Definitely agree with Trimach. I just cracked open a 2011 Cuvee des Seigneurs de Ribeaupierre about two weeks ago with some spicy Asian crab and it was fabulous. The wine, at 10 years old, was at its absolute best!

Trimbach is usually our go-to.

Tercero Outlier tends to pair well.

Also, some whites out of Michigan.

The link is for the 2018. The 2019 is also available. [cheers.gif]

This is a terrific bottling, at a great price. And by the way, I had the 1990 not long ago and it was fabulous, so it ages too! I have a very foggy recollection that it is sourced with declassified GC grapes, but I’m not positive.

Re pairing, I really do love gewurz but I find sometimes it has a tad too much going with spicy Asian food. Prefer Alsatian VT or German spatlese riesling. Because of its uniqueness, I find gewurz generally best with cheese.

I really enjoy the Stolo Gewurtz, just outside Paso…near Cambria. Site is about 6 miles from the Pacific.

As others have said, the challenge is matching the level of spiciness of the foods - and to me, this is kind of like asking a consumer what ‘dry’ in a wine means to them. To some folks, ‘spicy’ means ‘burn the heck out of your mouth’ to others.

I dig Gewurz with spicy Asian food, BUT if the food is really spicy, I need to have more sweetness to counter that. If it’s ‘barely’ spicy (however you want to define that) then a less sweet and viscous version might work.

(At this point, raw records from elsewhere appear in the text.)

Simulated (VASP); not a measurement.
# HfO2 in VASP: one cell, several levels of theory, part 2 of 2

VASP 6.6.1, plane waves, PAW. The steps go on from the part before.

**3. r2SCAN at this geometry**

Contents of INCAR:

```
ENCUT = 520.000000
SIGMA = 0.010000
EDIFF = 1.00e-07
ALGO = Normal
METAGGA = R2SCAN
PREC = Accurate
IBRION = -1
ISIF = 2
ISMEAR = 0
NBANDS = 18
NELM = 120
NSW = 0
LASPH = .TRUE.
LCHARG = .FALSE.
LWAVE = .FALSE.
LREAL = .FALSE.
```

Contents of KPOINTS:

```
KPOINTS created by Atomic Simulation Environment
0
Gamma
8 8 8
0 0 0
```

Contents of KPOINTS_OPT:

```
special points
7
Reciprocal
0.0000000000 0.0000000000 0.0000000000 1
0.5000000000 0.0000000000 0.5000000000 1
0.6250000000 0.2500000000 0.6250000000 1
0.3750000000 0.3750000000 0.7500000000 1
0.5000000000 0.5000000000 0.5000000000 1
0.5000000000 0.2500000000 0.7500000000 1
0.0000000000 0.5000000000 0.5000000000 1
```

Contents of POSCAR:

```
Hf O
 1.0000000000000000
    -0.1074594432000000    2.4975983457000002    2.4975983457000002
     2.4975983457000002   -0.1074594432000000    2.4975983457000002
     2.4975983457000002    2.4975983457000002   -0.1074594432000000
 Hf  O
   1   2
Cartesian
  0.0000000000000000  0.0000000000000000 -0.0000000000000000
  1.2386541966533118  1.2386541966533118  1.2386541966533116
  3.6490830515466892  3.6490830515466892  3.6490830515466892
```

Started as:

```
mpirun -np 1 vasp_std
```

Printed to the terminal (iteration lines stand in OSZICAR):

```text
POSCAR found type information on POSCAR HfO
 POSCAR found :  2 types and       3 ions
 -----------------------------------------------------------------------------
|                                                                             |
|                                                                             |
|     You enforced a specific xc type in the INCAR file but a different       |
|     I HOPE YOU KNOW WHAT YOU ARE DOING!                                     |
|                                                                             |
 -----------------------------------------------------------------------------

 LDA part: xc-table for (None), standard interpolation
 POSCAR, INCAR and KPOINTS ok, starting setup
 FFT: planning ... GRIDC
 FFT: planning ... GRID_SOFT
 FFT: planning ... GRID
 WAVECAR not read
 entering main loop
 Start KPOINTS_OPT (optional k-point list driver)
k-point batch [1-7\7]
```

Some have mentioned my Outlier and I appreciate that. I did just bottle my latest Outlier and this one only has about .1% RS in it but sits about about 13.9% alcohol, giving it the ‘body’ that additional RS would. I would think this would be a good match for many spicy dishes but not the ‘burn your tongue’ variety.

Another one not mentioned, but that is consistently wonderful and reasonably priced, is the Claiborne and Churchill GZ.

Cheers.

I’ve never thought about “more spicy = I need more sugar” so interesting to see that in this discussion. I will have to give it a try. I do like Gwz with Thai, but I reckon Marsanne (and some Rousseanne) is great with spicy food too, particularly Szechuan for example (those tingly peppers).